Professor Greeley died in his twin sisters' home on Massachusetts Avenue in Lexington, the same house he lived in during his youth. "He spent his last week here, in the music room," said his sister, Anne Greeley Dutka. "His children and grandchildren were around the whole week. He was always very active in the First Parish Church and we had his bed where he could see it from the window. He could also see the Christmas tree, and we kept it lighted all the time for him."
Mr. Greeley's wife, Marion (Kimball) died in 1986. Just last month he suffered the death of his son, Warren Kimball, who died at age 57.
Professor Greeley is survived by three sons: William Bradford of Devon, PA, Edward Houghton of Nairobi, Kenya, and David McLean of Brooks, ME; a daughter, Sally Anne Greeley Benson of Bigelow, MN; twin sisters Ellen Greeley Bryant Warren and Anne Greeley Dutka, both of Lexington; 13 grandchildren and six great-grandchildren.
Funeral services were held on January 7 at the First Parish Church in Lexington.

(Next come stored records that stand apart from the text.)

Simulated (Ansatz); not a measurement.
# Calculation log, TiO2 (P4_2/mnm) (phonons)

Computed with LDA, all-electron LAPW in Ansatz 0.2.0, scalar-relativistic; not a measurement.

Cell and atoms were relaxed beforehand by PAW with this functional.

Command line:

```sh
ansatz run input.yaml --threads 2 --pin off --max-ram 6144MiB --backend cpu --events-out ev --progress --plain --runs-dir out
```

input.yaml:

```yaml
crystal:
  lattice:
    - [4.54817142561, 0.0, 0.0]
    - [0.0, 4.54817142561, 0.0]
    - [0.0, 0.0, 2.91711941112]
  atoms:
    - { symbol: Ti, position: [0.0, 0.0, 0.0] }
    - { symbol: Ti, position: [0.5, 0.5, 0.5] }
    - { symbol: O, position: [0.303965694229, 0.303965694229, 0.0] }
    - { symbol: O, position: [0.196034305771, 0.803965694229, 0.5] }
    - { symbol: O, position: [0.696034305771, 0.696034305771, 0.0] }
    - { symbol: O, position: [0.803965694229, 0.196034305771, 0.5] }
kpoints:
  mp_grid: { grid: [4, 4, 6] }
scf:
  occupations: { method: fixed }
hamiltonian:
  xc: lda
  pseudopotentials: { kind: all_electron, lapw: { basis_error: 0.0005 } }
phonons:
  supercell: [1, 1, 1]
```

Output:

Donations in Roland Greeley's memory may be sent to the First Parish Unitarian Universalist Church, 7 Harrington Road, Lexington 02421-4897 or to the Star Island Corp. (a Unitarian Congregationalist summer retreat off Portsmouth, NH), 110 Arlington St., Boston 02116-5302.
A version of this article appeared in MIT Tech Talk on January 13, 1999.